By BIV News |
BC’s labour market had another solid showing in April.
Employment inched higher for a sixth straight month, rising 0.2% or 5,900 persons to 2.56 million and led by a full-time gain of 1.5% or nearly 30,000 positions.
On an industry basis, net gains were driven by a significant gain in construction employment (up 3.4% or 7,900 persons) and business/building/other support services (up 3.1% or 3,500 persons). In contrast, employment in health care and social assistance fell 1.7% (or 5,300 persons).
While monthly employment growth trailed the stronger countrywide increase of 0.6% – led by strong gains in Ontario, Alberta and Quebec – gains over the past year have been robust. Year-over-year employment growth in B.C. was 3.3% (82,100 persons), second only to Prince Edward Island, and above the impressive national gain of 2.3%.

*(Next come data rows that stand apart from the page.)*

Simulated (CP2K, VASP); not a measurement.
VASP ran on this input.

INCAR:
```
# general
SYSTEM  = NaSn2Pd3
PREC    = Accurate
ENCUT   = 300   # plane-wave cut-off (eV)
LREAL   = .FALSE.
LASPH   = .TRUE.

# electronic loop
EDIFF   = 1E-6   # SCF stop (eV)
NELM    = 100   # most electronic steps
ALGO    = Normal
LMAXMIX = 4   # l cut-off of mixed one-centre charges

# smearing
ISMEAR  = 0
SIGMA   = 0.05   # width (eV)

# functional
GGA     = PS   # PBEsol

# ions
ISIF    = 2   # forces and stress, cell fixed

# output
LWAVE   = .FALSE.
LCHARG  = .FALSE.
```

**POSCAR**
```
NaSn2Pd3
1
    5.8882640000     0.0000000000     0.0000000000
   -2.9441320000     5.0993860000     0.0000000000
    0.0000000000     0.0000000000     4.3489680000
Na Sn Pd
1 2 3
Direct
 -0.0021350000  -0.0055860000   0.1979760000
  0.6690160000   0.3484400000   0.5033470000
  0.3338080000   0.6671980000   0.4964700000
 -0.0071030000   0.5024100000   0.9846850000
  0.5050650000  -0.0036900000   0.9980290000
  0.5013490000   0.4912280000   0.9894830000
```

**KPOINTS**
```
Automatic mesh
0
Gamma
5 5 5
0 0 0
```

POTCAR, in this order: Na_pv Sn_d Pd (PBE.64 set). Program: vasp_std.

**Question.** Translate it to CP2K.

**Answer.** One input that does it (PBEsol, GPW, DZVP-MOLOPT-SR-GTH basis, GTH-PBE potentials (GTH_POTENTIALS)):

The broad picture of the labour market remains strong. The unemployment rate came in at 4.6%, which was lowest among provinces. Second was Quebec at 4.9%, with a national rate of 5.7%. Labour force participation rates and employment as a share of the working-age population (employment rate) are at cycle highs and levels prior to the 2008-09 financial crisis. Strong labour demand is keeping more people employed and engaged in the labour force.
One dour data point is wages. Average hourly wage rates rose a scant 0.5% year-over-year and decelerated over the past year despite the tight labour market. That said, conditions point to a continued rise in wages.
B.C. housing starts continued to defy gravity in April. Despite a severe drag in home sales, starts posted the strongest performance in over a year. Total urban-area starts reached a seasonally adjusted annualized pace of 49,188 units. This was a 50% increase from March’s 32,500 units and was led by a sharp rebound in combined apartment and townhome starts.